Life had lost its fun
There was nothing to be done
But trade his house that he bought on the GI bill
For a flag-draped casket on a local hero’s hill
There’s a hole in daddy’s arm where all the money goes,
And Jesus Christ died for nothing I suppose,
Little pitchers have big ears,
Don’t stop to count the years,
And sweet songs never last too long on broken radios,
John Prine
Every now and then, it pays to apportion our world between its two primal forces – Pathos and Bathos. It’s been a few years since I done this, and the present day strikes me as being an appropriate point for updating the comparison.
I’m not gonna bother to define Pathos. It’s one of those things that you know when you see, and presumably, y’all have both observed and experienced significant doses of it across the coursings of your existence.
If one cares to look, it can be found everywhere. In them Maui fires for example. In crumbling urban landscapes. With the about-to-be-liberated Miami Zoo orca dying before ever swimming out to sea.
Truth is, should we so choose, we can always wallow in Pathos – both personal and general. It is part of the human condition, but, in these waning days of a summer, draining with pathetic celerity, I will neither enable nor empower this exercise.
So, let’s move on to Bathos, shall we? There are myriad definitions of the term, but for our purposes, we will designate it as situations within our actions or range of awareness, wherein superficially dramatic sequences devolve into the comic — due to irony, hubris, and/or any combination of unforced errors that litter the landscape of our experience.
I took a notion to devote space to this concept after reading about a recent Hollywood controversy, concerning a soon-to-be-released Leonard Bernstein biopic, in which Producer/Director/Lead Actor (and apparent scab) Bradley Cooper dons a prosthetic nose to achieve, er, a more Semite-like appearance, evoking criticisms of implied ethnic stereotyping.
Now, as I seek unadorned honesty in these pages, y’all should know that I have a connection to Cooper – namely, that once, out of sheer boredom, I took a Buzzfeed quiz to determine who would be my ideal Hollywood boyfriend, and got matched with Coop.
This, combined with me coming up as a Jan (instead of a Marcia) in a similar, Brady-based quiz, could cause you to draw certain erroneous conclusions about me. In reality, I am both cis and straight, but I won’t insult your collective intelligence by trying to convince you of same.
Besides, it would crowd out other essential examples of Bathos which obliterate the landscape. For example, with the recent admission of the Universities of Washington and Oregon to the Big 10, the membership tally now reaches 18 – nearly double its name-based allocation. Moreover, a conference once Midwestern to its core, confining its perimeter to the area stretching from Iowa City, IA to Columbus, OH, from St. Paul, MN to Bloomington, IN, now stretches from the Columbia Gorge to the Jersey Shore. Finally, there’s the small problem that the State of California, featuring newly minted Big 10 members UCLA and USC, is too moral to subsidize the patronage of anything residing in jurisdictions of iniquity such as Iowa and Nebraska – including their football stadiums and adjacent hotel facilities.

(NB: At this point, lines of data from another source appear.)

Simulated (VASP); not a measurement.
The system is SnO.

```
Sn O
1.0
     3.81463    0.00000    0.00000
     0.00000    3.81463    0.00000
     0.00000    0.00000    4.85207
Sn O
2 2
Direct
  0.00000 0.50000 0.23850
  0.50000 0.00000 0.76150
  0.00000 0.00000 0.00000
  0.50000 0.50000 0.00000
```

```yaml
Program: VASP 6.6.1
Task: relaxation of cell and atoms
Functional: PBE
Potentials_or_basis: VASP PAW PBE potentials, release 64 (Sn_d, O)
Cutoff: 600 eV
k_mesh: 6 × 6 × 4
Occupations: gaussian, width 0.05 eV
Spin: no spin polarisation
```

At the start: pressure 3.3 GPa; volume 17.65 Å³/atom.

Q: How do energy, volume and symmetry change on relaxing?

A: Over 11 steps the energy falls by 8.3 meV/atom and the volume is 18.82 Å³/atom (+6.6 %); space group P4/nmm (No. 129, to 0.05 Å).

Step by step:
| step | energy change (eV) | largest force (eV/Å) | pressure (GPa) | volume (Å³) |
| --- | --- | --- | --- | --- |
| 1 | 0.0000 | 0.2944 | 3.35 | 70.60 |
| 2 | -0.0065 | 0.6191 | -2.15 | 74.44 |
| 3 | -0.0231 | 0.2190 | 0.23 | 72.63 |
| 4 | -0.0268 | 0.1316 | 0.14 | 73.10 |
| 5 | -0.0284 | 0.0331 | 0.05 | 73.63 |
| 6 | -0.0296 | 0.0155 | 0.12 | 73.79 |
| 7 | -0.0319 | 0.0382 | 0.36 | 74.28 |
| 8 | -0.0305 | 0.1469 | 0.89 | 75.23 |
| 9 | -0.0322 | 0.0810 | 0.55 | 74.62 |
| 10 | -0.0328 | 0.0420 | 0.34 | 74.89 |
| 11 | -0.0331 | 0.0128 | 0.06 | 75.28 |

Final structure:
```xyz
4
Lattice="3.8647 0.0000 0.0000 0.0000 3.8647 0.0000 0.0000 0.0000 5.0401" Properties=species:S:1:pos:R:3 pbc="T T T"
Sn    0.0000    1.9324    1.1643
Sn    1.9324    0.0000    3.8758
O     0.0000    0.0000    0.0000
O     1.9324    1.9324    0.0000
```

I’m sure they’ll figure that one out. And we should hope they do, because, as the university presidents hasten to remind us, these moves are all about enhancing and enriching the student athlete experience. We knew that, of course, but it’s nice to be reminded of it when they grab the cash.
While potentially bleeding back into Pathos, as of this past week, the former President/current frontrunner for the Republican nomination is now charged with a dainty, subtle, nuanced 91 felonies – – across 4 jurisdictions. One of these, designated, under the criminal code, as the Racketeering Influence and Corrupt Organization (RICO) statute, includes a co-defendant that is the original author of the law. This individual, once a 9/11 hero, is now a MAGA goat, but, as they say at (my alma mater) Wisconsin, that’s life in the Big 10.
The primary target is, of course, sporting a giant lead in the polls – of magnitude so galactic that he (never to be mistaken for a Shrinking Violet) is skipping this week’s debate – an event that promises to be uber-bathetic whether or not he yields to temptation and demands the podium at the last minute.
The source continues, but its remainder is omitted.